From Apology Tour to Victory Lap in a Year?

October 17, 2018


From Apology Tour to Victory Lap in One Year – maybe that’s pushing it; but like a playoff team up (earnings growth; OR improvement; service improvement) by a few games, they can start sourcing parade permits….

Got moves like Rickey (Henderson)!  CSX is becoming a legendary lead-off hitter – and we should’ve seen this coming….well, of course, we did, but perhaps not to this extent….CSX reported a(nother) blow-out quarter, doubling EPS YOY (actually up fully 105%, aided a bit even lower than low tax rate and the lumpy real estate sales  coming up, er, trumps) and blowing through optimistic consensus numbers by 13% while still declaring it was “early innings” in their PSR/PHH transformation.  Not to dwell on one stat, but their OR improved by nine-hundred-and-seventy-basis-points to 58.7%.  Such success, not unexpectedly, led to questions about their 2020 target (60% OR) being….”conservative”).  Speaking of stats, one unfortunate PSR attribute is the lack of quarterly detail – six (6) slides.  They did highlight safety improvements (personal injury rate by 43% YOY; train accident rate by 28%) as well as operational/service metric enhancements (velocity increased by 28% and terminal dwell decreased by 26%).  The hurricane impact was 2 cents/ps this year – and last year (will it be an annual event?).

New Kid in Town:  The sales/marketing performance was the key to the earnings outperformance – volumes increased by 4%, in line with the industry overall, and given their service achievements, a fair result - but revenues grew by 14%.  I was expecting new CMO Mark Wallace, after three months of “re-establishing better relationships with (CSX) shippers (classic PHH), to take an official bow, but CEO Jim Foote led the scripted part; Mark took the brunt of the Q&A.  We know the pricing environment was – remains- good (held back at CSX only by a mysterious contract let a year ago in intermodal).  Speaking of intermodal, the reorganization continues in pursuit of moving IM from the back of the pack in terms of contribution to the middle/front.  For the quarter, the 3% unit growth will look poor compared to what NSC will report but comes during a reorganization that shed 7% of the hub & spoke volume and shorter haul volume (with another 7% to go, it seems).  CSX is officially re-purposing the North West Ohio (former) terminal to “regional demand point” from hub, adding BNSF overhead service, expanded capacity to the Port of NYNJ, and partnering with NorthPoint Development to create a logistics park. 

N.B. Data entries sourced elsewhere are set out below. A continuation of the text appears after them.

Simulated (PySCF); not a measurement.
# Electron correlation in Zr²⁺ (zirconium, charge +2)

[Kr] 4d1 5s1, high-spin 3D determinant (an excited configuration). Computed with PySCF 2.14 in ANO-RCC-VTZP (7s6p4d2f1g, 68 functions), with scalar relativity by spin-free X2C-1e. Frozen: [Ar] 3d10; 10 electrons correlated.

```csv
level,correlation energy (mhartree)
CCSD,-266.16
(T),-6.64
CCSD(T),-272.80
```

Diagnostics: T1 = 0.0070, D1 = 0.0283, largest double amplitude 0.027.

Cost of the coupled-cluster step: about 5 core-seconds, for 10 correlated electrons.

In demand:  More than just IM:  Coal tonnage was actually up 6% (domestic down 2%  but export up, still, by 22%).  That last bit prompted questions on whether high-margin export coal is the key to the reported margin/yield improvement; CSX deflected.  If export coal, always hard to predict, shows the long-anticipated slowdown, Foote said CSX will “pivot and adjust like any good PSR railroad”.  Indeed.  Overall, volume was strong across the board – 8/9 categories were up (fertilizer’s decline was due to a plant closing, also last year).  CSX says its gaining share in merchandise business – we’ll compare notes after NSC.    “Other revenue” was up $56mm – reflecting still high demurrage (etc) charges, as incentives to change shipper behavior have taken longer than management expected to take root.

A few nuggets:

  • Capex was….be still my heart….increased by $100mm to $1.7B for this year – some is hurricane damage repair; some is pulling forward PTC spend – but some portion is unnamed “high return projects”

  • Full year 2018 revenue guidance was raised form “mid single digit range” to 6-8%; clearly, as they stated “2018 is ahead of the plan (as outlined on the March 1 Investor Conference)”.